I try to keep this blog limited to the practical aspects of the law that the layman can appreciate or apply.  This post wanders off into the world of the purely academic.  I do so because 1) it’s interesting and 2) it’s the Constitution—you know the very document our entire Federal Government is based on.  The point is that the very process and document  that underlies the creation of our Federal Government is flawed and does not deserve to be revered as sacrosanct.  This is blasphemy.  Unpatriotic blasphemy.  But here we go….
In order to determine the validity of the Federal Government we have to follow this process: 

1) Articles of Confederation              2)Plans for Revision                        3) Ratification of the Constitution.
(Creation of United States)               (Creation of Constitution)              (Creation of Federal Gov.)
  1. Articles of Confederation Article VIII (Copy can be found here):
What were the Articles of Confederation (AOC)?  It was an agreement amongst the 13 states (former colonies) establishing the United States of America.  It established a Continental Congress and a Confederation type of government.  This style of government only lasted from 1781 until 1789 when it was replaced with a federal style of government under the Constitution.  The original states adopted the AOC unanimously in 1781 and said that any change to their agreement must be “confirmed by the legislatures of every state.”  In other words, any change to their confederation must be unanimous.

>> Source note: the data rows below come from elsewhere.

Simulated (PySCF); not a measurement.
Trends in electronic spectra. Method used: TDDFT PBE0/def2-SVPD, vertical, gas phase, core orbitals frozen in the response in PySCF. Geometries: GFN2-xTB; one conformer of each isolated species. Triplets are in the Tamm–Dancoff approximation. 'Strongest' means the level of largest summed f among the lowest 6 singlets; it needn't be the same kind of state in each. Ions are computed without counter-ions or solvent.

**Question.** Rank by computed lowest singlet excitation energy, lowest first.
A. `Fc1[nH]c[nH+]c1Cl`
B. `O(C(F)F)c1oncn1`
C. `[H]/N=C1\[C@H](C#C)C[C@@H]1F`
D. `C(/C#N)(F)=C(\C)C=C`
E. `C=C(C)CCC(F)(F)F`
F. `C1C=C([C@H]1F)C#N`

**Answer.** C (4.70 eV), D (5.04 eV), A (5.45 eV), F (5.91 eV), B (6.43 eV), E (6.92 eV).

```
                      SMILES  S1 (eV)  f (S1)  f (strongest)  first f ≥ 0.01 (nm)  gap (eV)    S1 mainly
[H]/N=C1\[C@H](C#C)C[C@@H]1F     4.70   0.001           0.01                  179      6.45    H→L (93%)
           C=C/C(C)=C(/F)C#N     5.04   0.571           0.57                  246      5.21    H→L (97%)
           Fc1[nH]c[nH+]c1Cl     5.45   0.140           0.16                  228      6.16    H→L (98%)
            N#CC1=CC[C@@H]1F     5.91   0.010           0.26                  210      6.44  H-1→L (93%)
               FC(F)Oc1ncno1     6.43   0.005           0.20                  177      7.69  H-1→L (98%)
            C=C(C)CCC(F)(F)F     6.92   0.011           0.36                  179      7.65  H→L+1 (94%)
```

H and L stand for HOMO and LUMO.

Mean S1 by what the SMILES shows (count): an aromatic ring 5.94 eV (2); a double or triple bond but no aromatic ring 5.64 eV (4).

Article XIII. Every state shall abide by the determinations of the united states in congress assembled, on all questions which by this confederation are submitted to them. And the Articles of this confederation shall be inviolably observed by every state, and the union shall be perpetual; nor shall any alteration at any time hereafter be made in any of them; unless such alteration be agreed to in a congress of the united states, and be afterwards confirmed by the legislatures of every state.

  1. Plan for Revision
Congress of the Confederation endorsed a plan to revise the Articles of Confederation on February 21, 1787.  The Congress (not the individual states) agreed to revise the AOC by having a Constitutional convention.  Rhode Island refused to participate.
  1. Submittal and Ratification of the Constitution
The Constitutional Convention submitted the Constitution to the Confederate Congress.  The Confederate Congress then sent the proposed Constitution to state legislatures for submitting to a ratification convention.  However this Constitution did not match the AOC.  The AOC required unanimity amongst the states, while the Constitution required 9/13 states to agree for it to be binding.  (That’s a problem.)

Constitution Article VII: Ratification:
Article VII: The Ratification of the Conventions of nine States, shall be sufficient for the Establishment of this Constitution between the States so ratifying the Same.
  1. A Premature  Start
The 9th State (New Hampshire) ratified the Constitution on June 21, 1788.  The Federal government began operations on March 4, 1789.  The 13th and final State (Rhode Island) would not ratify the Constitution, as required by then AOC, until May 29, 1790.  
It probably doesn’t matter much whether the Constitution was ratified on June 21, 1788 or rather on May 29, 1790; however, it’s plausible that if the Federal Government had not started prematurely—8 months before North Carolina ratified and over a year before Rhode Island ratified—then North Carolina and Rhode Island may never have ratified its creation.  The point is it’s flawed.  It’s not sacrosanct.